Saturday, November 8, 2014

This past year...closing the store

I have hardly written in this past crazy year, it was a year ago now that I bought the store.  A year ago that we started an adventure and a very tough year of loss.

When both of my kids were about a year old I would start looking for a job, something about that year mark was when I would start to get stir crazy and want out of the house.  But I felt torn and mommy guilt over leaving my children, I couldn't imagine spending an entire day away from them! So when the store came up for sale I thought it was perfect.  I could work, selling maternity clothes and spending my day talking to pregnant women about babies (my favorite!) while still having my kids with me.  I was the boss, I could do what I wanted!

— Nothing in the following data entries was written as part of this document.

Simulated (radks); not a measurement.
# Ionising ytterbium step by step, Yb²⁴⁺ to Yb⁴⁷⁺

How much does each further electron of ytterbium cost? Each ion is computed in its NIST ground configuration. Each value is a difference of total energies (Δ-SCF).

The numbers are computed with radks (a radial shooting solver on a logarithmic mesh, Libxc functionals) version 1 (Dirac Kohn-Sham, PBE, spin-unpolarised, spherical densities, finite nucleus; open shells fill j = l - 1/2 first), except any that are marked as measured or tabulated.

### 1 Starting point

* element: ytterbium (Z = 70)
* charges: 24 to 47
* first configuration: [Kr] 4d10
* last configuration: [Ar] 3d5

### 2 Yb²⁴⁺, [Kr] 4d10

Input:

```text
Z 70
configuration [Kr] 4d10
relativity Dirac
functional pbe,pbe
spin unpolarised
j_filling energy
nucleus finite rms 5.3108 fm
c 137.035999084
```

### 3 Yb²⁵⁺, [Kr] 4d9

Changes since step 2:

Customer after customer would comment on "how great it is you can bring your kids to work with you!"  And while I could feel good about having my kids with me, I also felt guilty about keeping them from their home, keeping them from playdates, and afternoons at the park.  They had to come to work with me and I had to learn how to always parent in public.  When you own a store you want your customers to feel comfortable and have a nice time shopping, when your kids are hitting each other and screaming and you are trying to calmly tell them to stop, it's not quite the experience you are hoping for them to have.  Having the kids with me was so much harder than I thought it would be, it wasn't the fun and enjoyable thing I imagined, for me or for them.

I quickly learned that the previous owner may not have been entirely forthcoming with how the business was doing.  While it continued to support itself the entire time I owned it, we were never able to bring home a paycheck.  And while it was fun, at some point we all want our work to be rewarded.  With how we thought the business was doing I would be able to pay others to work a day or two, I only ever did that when I had to be somewhere else.  But I made two really amazing friends while finding people to help with the store.  Two people who made the store their own and supported me and did EVERYTHING they could to help.  They were always finding me baby items for great deals and telling people about the store wherever they went.  Without them I would have never made it as far as I did.

Right after we bought the store Bryce's Grandpa died and then soon after the pastor that performed our wedding ceremony died, he was a close family friend.  After Christmas a close family member had a miscarriage and then a cousin had a still-born baby.  In May we experienced our own miscarriage, it became too much to deal with, spending my entire day with pregnant women.

In June I made the decision that the store maybe wasn't the right fit for me.  It was not what I had imagined it would be and the store had been open for three years, yet we still were not making money.  I tried passing out coupons, advertising at events, and bringing in items people were looking for.  But it would take much much more than that to get the store to reach the level of success I thought it should be at.  And I didn't have it in me, managing the store, my family, my house, the losses in our family and the constant things that each of them needed was more than I wanted to deal with.  We put the store up for sale in June.

Several people looked at buying it, all of them came back and said that it didn't make enough money.  One woman's financial guy even figured out that I was making about $2 an hour.  It didn't feel like I even made that much!

At the end of September we contacted the owner of the building to let us out of the lease a year early. He very kindly agreed.  So we spent October selling as much as we could out of the store.  The last week was spent packing up what was left and then painting (part of the agreement to get out of the lease early).  It was an especially hard week.

I cannot tell you how many tears were shed over wanting to buy this store, and then again over making the decision to close.  It wasn't exactly what I wanted, but just because you want something doesn't mean it always works out that way.  It was an adventure I had, where I made a bunch of new and great friends.  I learned so much about running a business, I bonded with other business owners.  One of the greatest lessons I learned was to be happy with what you have, and to do things to take care of yourself.  It's hard being a mom 24-7, sometimes we need a day off and we need to not feel guilty about taking one (thanks to all you Grandma's out there).  I do not regret my year of being a business owner, it may have been a bit impulsive, but it was still a pretty great adventure.  So many of you supported me in so many ways, by listening to me talk about the store for hours, by listening to me cry about it when it wasn't what I wanted anymore, by sending me cards and flowers of encouragement, by shopping there, by spending your Saturday's helping me out and working or volunteering to work, helping me pack it all up and then spending days with me painting.

Many friends have kindly asked if this has hurt us financially.  Thankfully, we were able to make back a large portion of what we bought the store for in our sales and we still have fixtures and inventory that we will try to sell in the coming months.  Since it was able to always support itself (kind of an amazing feat for small businesses I now know) we never had to spend any money there.  But most importantly our "loan" came from a family member who will thankfully let us spend the rest of our lives paying them back if that's what it takes (we also don't owe very much).